When Will Money Shift Out of the Prime Funds?
Shyam Rajan, Director and Head of US Rates Strategy at BAML, highlighted that cautious Prime fund managers were already shifting out of longer-term securities and increasing their liquidity over recent months, and Prime fund weighted-average maturity had decreased more than government funds (measured in days) so the difference in February was already about 7 days. Yield differentials will determine the outflow size and timing: at the time of the meeting, Joe said the Prime-to-Government spread was about 15 bps.
With shorter maturities in Prime funds as October approaches, spreads will decrease further. The Prime fund “Catch 22” is that the uncertainty about the outflows will cause Prime funds to shorten durations, lowering their yield, in turn prompting more outflows due to lack of yields. While Mr. Rajan noted that the Prime fund managers’ caution is accelerating their own decline, investors are loath to give up Prime returns before they need to. So, the key question is when and how much money will shift out of Prime funds between now and October. The speakers cited a 2015 survey of corporate treasurers, 50% of whom would look for a yield pick-up of 35bps or above.

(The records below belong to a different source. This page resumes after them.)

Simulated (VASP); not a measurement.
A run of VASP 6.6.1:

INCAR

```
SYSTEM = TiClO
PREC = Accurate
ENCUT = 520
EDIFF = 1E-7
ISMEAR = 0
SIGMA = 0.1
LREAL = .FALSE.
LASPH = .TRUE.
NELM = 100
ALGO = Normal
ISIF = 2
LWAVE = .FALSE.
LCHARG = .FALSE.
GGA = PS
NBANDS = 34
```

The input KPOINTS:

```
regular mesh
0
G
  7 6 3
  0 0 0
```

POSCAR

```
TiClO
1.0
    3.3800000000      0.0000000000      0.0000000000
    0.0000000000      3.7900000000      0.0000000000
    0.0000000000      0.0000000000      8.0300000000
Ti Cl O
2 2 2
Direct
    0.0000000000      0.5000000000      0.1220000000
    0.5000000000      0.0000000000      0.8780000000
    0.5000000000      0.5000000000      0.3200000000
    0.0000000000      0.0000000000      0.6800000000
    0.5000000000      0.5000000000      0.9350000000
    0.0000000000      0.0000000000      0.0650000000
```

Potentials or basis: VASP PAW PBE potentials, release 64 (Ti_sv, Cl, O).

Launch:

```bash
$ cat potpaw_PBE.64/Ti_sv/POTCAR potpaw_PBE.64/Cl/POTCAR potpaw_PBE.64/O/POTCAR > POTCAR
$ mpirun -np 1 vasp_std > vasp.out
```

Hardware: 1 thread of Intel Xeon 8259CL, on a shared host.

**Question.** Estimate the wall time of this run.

The Current Tech Sector M&A Landscape
Among the drivers of tech M&A are the robust balance sheets of tech firms (blue-chip tech firm cash balances are at historic highs; the top 15 alone hold $396bn); continued activist engagement, supporting strategic transformation and transactions; sizeable private equity activity both acquiring and disposing of company assets; intensifying cross-border activity fueled by Chinese outbound deals; and senior management and board-level confidence in pursuing strategic M&A, given that markets are rewarding such action. However, subsequent discussion with the treasurers led by the BAML team revealed that some of these drivers may not be quite as strong this year.
Key Takeaways
1) Premiums are in decline. As tech multiples have increased, deal premiums are declining modestly, which will dampen seller appetite to consummate transactions.
2) Questions about magical unicorns. There are more than 75 private US tech companies with $1bn valuations (aka “unicorns”) that will draw attention. These are stratified between those with enough funding in place to carry them to the next level and those that will require a nearer-term liquidity event. The latter group will get lower valuations, and if acquired before they can IPO, may take some of the air out of M&A stats this year.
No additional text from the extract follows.